David and Annette Hill raise conventional corn, soybeans and hay near Holy Cross in Dubuque County on land that had been in Annette’s family. After renting Annette’s family farm for two years, they recently were able to purchase the land. They plan to expand the operation to include a hormone- and antibiotic-free beef finishing enterprise, direct-marketing the product. Longer-term goals include building a strong enough customer base so David can farm full-time and converting the row crop ground to organic production. With their savings match, they plan to invest in facilities for raising and finishing beef.
Phillip and Missy Jensen raise row crops, cut flowers, eggs, red wattle hogs and produce for a CSA at Prairie Whole Farm, a Century Farm near Ida Grove that has been in Missy’s family. Their CSA, which they started in 2012, currently serves 20 members. Farm goals include scaling their CSA up to 50 members and developing an internship or apprenticeship summer program that would blend farm work with a reading or seminar component exploring the intersection between theology and farming. They also want to significantly expand their herd of red wattle hogs – which are currently direct-marketed for breeding stock, feeders and pork – so they can sell through Niman Ranch. With their savings match, Phillip and Missy want to invest in a greenhouse for their CSA.
Marcus and Emma Johnson, of Buffalo Ridge Orchard, farm with Emma’s parents growing a variety of vegetables and managing an apple and pear orchard on 80 acres near Central City. Over the past three years the orchard has expanded from 800 trees to more than 3,000, which include more than 50 apple varieties. Two moveable high tunnels installed since 2011 allow Marcus and Emma to extend their growing season. All produce is sold at area farmers markets, online through the Iowa Valley Food Co-op and to a number of institutional customers. Future farm goals include opening a small farm stand on the farm property itself, expanding their customer base and finding new local markets for their produce. To achieve this, Marcus and Emma plan to add more infrastructure, labor and equipment, and to continue expanding their vegetable and orchard plantings. With their savings match, they would like to upgrade their facilities or purchase equipment such as a cider press, industrial food dehydrator or other tools that will aid their expansion plans.
Wendy Johnson farms with her husband, John Rafkin, and father at Center View Farms Co. near Charles City, raising conventional corn and soybeans, hay, sheep and goats on 1,000 owned and 200 rented acres. Mentored by her father, she has been learning the business and slowly taking on new responsibilities, currently managing the sheep herd and 70 acres of hay ground. Farm goals over the next three years include adding small grains, organic chickens, grass-fed cattle, additional pasture and more goats for organic milk. Longer-term, she wants to make the operation more sustainable by reducing inputs, increasing cover crop use, improving soil health and eventually transitioning some of the land to organic production. She also wants to convert farm buildings and machinery to run on green energy sources. With her savings match, she would like to purchase either breeding livestock or a small-grain drill.

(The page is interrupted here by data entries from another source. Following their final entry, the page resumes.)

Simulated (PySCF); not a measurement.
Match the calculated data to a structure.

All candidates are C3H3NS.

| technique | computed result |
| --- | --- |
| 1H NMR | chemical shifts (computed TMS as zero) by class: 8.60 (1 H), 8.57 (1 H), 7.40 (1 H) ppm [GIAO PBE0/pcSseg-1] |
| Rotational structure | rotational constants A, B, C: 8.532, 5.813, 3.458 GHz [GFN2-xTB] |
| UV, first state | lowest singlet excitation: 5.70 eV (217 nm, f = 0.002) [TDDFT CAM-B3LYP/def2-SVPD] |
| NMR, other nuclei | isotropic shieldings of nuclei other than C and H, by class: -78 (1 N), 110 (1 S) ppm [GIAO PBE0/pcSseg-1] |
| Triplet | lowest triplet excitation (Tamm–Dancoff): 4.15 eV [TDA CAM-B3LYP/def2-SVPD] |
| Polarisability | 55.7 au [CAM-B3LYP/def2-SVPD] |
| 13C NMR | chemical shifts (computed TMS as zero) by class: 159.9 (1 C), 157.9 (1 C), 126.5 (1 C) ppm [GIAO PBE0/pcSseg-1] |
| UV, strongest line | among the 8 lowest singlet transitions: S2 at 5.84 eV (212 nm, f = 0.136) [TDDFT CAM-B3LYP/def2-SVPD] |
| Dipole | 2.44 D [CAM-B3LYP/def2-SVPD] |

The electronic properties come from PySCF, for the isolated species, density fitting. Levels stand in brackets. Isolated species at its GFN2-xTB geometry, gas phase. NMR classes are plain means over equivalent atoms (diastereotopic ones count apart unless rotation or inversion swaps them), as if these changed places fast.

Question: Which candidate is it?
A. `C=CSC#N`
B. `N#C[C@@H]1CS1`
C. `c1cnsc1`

Jason Kerr operates Kerr’s Berry Farm near DeWitt, where he runs a pick-your-own blueberry business and grows row crops on another 17 rented acres that he intends to manage with a diverse rotation including hay and small grains. Jason grew up on a farm, and after returning from serving in Iraq, knew he also wanted to farm. He saw a niche market opportunity in blueberries, and worked for a couple of years to amend his soil to the proper pH and establish his plants. He currently has 800 blueberry plants consisting of three varieties chosen for their appeal to the pick-your-own market and ability to extend the growing season, and plans to open to the public in 2014. Farm goals over the next three years include expanding his row-crop operation and increasing his berry enterprise to more than 1,000 plants, with an ultimate goal of someday farming full-time. With his savings match, he hopes to invest in a planter and tillage and irrigation equipment.
Photo courtesy of Tim Hoskins, reporter with Iowa Farmer Today.
Tyler Magnuson and Caitie Caughey raise vegetables, herbs, cut flowers and poultry at Botna Burrow, the farm they are establishing on 10 rented acres near Hancock. They aspire to be a sustainable and biodiverse farm that incorporates animals, perennials and native plants into their farm system. Tyler and Caitie have formed a partnership with nearby Von Weihe Farms to run a collaborative CSA, though they intend to run their own winter CSA. Marketing plans include attending farmers markets in Omaha and Iowa and selling to local restaurants as well as wholesale. With their savings match, they are considering purchasing an Allis Chalmers tractor and electrical conversion kit, or investing in a larger greenhouse.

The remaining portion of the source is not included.